Saturday, 26 October 2013
Review: Harry Potter and the Half-Blood Prince
Harry Potter and the Half-Blood Prince by J.K. Rowling
My rating: 3 of 5 stars
(Harry Potter re-read continues.)
I mentioned in my review of the last book that, even though it was long, it didn't drag. This one does, a bit. It becomes especially noticeable when you hit the 30 or so pages near the end that are actually exciting and gripping, and realise that the preceding 500-odd felt a bit over-padded, thick with teen relationship angst, arguments about a potions book, detentions, and Quidditch (including an off-screen Quidditch triumph that is, therefore, not exciting). It's a commonly-made joke that Voldemort is considerate enough to only spring his serious stuff at the end of the school year, obviously respecting the educational process, and never was it more obvious than here. The fact that, after the climax, there's a long denouement doesn't help, either.

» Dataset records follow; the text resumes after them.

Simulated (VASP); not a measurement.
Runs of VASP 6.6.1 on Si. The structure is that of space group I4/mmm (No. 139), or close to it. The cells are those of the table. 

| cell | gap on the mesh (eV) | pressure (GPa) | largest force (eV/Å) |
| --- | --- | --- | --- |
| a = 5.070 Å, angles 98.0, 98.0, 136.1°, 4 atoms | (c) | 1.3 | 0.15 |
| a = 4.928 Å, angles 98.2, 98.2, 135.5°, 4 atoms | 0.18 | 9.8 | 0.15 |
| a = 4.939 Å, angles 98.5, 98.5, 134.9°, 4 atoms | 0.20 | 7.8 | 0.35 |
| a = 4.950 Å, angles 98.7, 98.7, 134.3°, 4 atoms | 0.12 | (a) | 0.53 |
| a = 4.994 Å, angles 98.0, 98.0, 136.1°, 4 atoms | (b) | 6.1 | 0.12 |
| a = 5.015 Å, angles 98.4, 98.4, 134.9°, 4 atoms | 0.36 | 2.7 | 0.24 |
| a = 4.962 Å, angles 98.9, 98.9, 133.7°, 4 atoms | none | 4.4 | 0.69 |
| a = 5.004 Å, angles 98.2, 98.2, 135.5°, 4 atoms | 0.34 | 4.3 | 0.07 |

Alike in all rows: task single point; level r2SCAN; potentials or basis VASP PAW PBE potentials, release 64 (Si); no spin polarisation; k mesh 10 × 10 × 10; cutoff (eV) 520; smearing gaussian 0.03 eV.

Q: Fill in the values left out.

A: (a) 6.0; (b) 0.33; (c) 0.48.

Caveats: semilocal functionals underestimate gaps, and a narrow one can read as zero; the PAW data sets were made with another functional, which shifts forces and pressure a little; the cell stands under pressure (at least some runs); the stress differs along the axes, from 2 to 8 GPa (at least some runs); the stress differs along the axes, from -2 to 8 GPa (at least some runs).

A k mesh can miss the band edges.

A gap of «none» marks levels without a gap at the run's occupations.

The plot also seems a bit strained. There's a massive lampshade hung on the fact that it's only by good luck that Harry is able to carry out an important mission, and his friends are able to avoid being killed. All the worldbuilding is whimsical, which means that it's hard to ask the question "How would that even work?", but... lucky potion?
And speaking of being killed, authors are a bit like dogs. Once they get a taste for killing, they'll do it over and over, and escalate. The first three books (if I remember rightly) had no on-screen deaths, though death was certainly hanging about in the backstory and being narrowly and luckily avoided. Then a secondary character we'd not seen in previous books went down. Then a secondary character that we'd seen in a couple of previous books went down. Now a major character who has been in all the books goes down, and we're set for the final book's total bloodbath, beloved characters dropping left and right, George R.R. Martin style. I mean, I understand that stakes have to get higher as the series progresses, but I don't know that this is the only way.
Rowling is interested in writing female characters, of all kinds (there's a YouTube video about it that's worth watching), and in this and the previous book we finally get Strong!Ginny. Ginny starts out whiny and tearful and characterless, progresses through "helpless victim to be rescued", and finally, in Order of the Phoenix, grows some ovaries and starts to be interesting. We don't really see how she makes the transition, unfortunately; she just gets a sudden personality transplant. And then at the end of this book Harry makes the "we can't be together because it's too dangerous for you" speech, and she takes it equably and without arguing, which I found surprising. Anyway, she had some good moments for a while there.
Second-to-last books are like second books, hard to make strong, and this one isn't strong, by the standards of the series. I know I saw the movie in the theatre, because my wife complained bitterly all the way home about the scene where everyone lights up their wands like cigarette lighters at a rock concert, but to be honest I can't remember any other scenes from it apart from that one. I can't even remember what Horace Slughorn, a reasonably major character, looked like. Was it (as we thought at the time) because it was a bad movie, or is this part of the story just unmemorable? I'm starting to think the latter.